The Houston and Texas Central Railroad came to Austin in 1871, with its main tracks on Pine (now Fifth) Street. The stone Old Depot Hotel built by Carl Schaeffer with architect Abner Cook was Austin’s and the state’s first railroad station and was operational from 1871 to 1872. Known as Railroad House, it still stands on 5th Street and houses Carmelo’s Italian Restaurant. At the time it was built, it accommodated passengers traveling to other railroads and four stagecoach lines. This building was placed on the Texas State Historical Survey.
The other two signature depots which once served Austin stood opposite each other at Congress Avenue and Third Street; about four blocks away from Railroad House and have both have been razed. The buff brick International & Great Northern (later Missouri Pacific) station, with its distinctive round turret, was built in 1881, and the red brick Houston and Texas Central Railroad (later Southern Pacific) was built in 1902. During its heyday, in the 1920s, 18 trains a day would come through the tracks on Third Street.
Austin’s first documented non-Native settlement came in 1835, when English-speaking Americans began arriving in the area and founded the village of Waterloo on the bank of the Colorado River. According to local folklore, Stephen F. Austin, the “father of Texas,” negotiated a boundary treaty with the local Native Americans at Treaty Oak. This tree, the last of the 24 Comanche Council Oaks, is estimated to be 500 years old, and still stands in the city.
In 1838, Mirabeau Lamar and a band of Texas Rangers visited Waterloo, and favorably impressed, submitted the town as the site for the capital of the Republic of Texas after he was elected its third president. The choice met with much controversy, particularly resistance from Sam Houston, who felt it was tactically insecure, but in 1839, Lamar dispatched a team of surveyors from Houston to set up a grid for the new city, to be named for Stephen Austin, and also set aside land for a university within the city. In 1842, Austin almost lost its status as capital during the Texas Archive War. In the dead of night on December 29, 1842, a group of men were sent to take the archives of Texas from Austin to Washington-on-the-Brazos. Austin residents responded to the threat by forcibly keeping the national archives in their city, in defiance of President Houston's attempts to remove them. Angelina Eberly fired a cannon at the men, who made their escape, only to be caught by another group of men who returned the archives to Austin.

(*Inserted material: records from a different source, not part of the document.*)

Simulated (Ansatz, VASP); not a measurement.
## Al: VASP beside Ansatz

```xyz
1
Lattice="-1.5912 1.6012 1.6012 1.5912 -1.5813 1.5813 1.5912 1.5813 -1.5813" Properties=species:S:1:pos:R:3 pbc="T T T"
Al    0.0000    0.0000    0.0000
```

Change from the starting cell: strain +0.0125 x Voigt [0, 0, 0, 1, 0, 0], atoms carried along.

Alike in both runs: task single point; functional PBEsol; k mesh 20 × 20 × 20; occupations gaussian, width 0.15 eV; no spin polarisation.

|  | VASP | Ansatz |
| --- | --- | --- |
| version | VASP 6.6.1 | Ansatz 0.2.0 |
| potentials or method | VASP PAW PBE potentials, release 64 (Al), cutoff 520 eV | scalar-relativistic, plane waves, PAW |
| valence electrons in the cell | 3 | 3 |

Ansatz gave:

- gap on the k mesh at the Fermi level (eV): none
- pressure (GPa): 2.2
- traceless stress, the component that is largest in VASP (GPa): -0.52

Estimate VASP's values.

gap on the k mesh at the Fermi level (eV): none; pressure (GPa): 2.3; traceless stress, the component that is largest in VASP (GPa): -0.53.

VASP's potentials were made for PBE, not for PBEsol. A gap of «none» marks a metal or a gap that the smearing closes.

Texas joined the Union in 1845, and was part of the Confederacy during the American Civil War. It was occupied, afterward, by a federal Garrison led by General George Custer. On Christmas Day 1871, the first train arrived in downtown Austin to great celebration. A decade-long building and population boom followed, as Austin became a mercantile and shipping center for Central Texas. In 1882, construction began on the University of Texas campus.
Austin today, a center of high-tech industry as well as the state capital, also styles itself the “Live Music Capital of the World.” The city’s musical heritage began in 1933 when Threadgill's North, a venue that later hosted renown artists such as Janis Joplin, first opened its doors. The list of performers that have been on stage in Austin includes greats of the big band era, jazz, blues, country, rock, punk, and onward. Many know of the PBS live music show, Austin City Limits, which has hosted over 500 bands since its inception in 1976. Austin is also home to a number of musical festivals, including South by Southwest, the Austin City Limit Music Festival, Carnival Brasileiro, Eeyore’s Birthday Party, First Night Austin, and Batfest.
The Ann W. Richards Congress Avenue Bridge houses the world's largest urban population of Mexican free-tailed bats. Starting in late February, up to 1.5 million bats take up residence inside the bridge's expansion and contraction zones as well as in long horizontal grooves running the length of the bridge's underside, an environment ideally suited for raising their young. Every evening around sunset, the bats emerge in search of insects, an exit visible on weather radar that darkens the skies over the bridge. Watching the bat emergence is an event that is popular with locals and tourists, with more than 100,000 viewers per year. The bats migrate to Mexico each winter.
Amtrak provides both ticketing and baggage services at the Austin station, which is served by two daily trains.